In the sense of employee turnover, the term describes the number of times the staff members are replaced within a given period. At a company with 30 employees where 15 leave each quarter, turnover is high. Conversely, if one employee leaves every five years, the company has low turnover and overall longevity. This form of company turnover is usually viewed most favorably when it is low, because this suggests the company is a pleasant place to work and employees do not wish to leave.
Some regions use this term to describe overall revenues. High company turnover indicates large sales volume, while low turnover can imply the company has difficulty moving products and services. One advantage to accounting from a turnover perspective is the ability to account for a company that sells in small volume, but at high value. Hearing that a company landed one sale for the year is not very impressive, unless that sale happens to be something like a very expensive cruise ship and the company actually has a very respectable turnover rate.
Another form of company turnover is asset turnover, where accountants look at how efficiently a company uses assets. This is determined by dividing total revenue by the value of assets. High asset turnover shows that companies move assets through quickly to make them profitable, while low turnover illustrates that the company retains them. This is not necessarily a sign of economic problems, however, as a company may be focused on an investment and growth period to improve revenues in the future.

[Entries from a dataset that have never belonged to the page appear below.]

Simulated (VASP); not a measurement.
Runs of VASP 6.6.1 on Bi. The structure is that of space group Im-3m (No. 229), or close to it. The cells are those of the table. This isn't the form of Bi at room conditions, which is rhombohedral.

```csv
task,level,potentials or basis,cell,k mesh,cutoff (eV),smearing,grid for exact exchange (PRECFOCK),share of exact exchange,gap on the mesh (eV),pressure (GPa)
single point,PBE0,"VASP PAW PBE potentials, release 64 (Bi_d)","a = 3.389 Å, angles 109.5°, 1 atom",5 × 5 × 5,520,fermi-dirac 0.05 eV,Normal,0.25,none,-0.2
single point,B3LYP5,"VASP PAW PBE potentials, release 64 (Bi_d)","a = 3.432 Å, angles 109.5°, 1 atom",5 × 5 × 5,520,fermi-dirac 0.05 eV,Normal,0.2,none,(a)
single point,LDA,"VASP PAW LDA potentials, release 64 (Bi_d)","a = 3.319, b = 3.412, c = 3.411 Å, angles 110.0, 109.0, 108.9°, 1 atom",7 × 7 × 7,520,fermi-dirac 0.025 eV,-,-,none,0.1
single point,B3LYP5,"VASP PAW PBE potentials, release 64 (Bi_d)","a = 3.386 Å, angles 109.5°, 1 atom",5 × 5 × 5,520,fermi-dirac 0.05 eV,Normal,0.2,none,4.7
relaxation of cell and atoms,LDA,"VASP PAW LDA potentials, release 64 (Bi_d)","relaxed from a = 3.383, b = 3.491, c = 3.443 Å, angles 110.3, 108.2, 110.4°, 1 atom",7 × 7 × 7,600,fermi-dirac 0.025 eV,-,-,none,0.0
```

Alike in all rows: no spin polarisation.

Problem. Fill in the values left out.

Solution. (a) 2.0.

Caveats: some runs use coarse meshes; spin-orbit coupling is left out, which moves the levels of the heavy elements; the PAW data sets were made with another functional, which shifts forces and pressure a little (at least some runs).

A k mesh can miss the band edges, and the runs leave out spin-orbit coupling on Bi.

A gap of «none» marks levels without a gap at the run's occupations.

In discussions of company turnover, it is important to find out what is meant by this term, because it can be so variable. Sometimes this is evident from context; in discussions about employment conditions, for example, people usually mean employee turnover when they discuss the turnover rate. If the meaning is not evident, it may be advisable to ask for clarification. It can also help to find out what kinds of measures are being used to calculate turnover, as this may have an impact on the meaning of the data.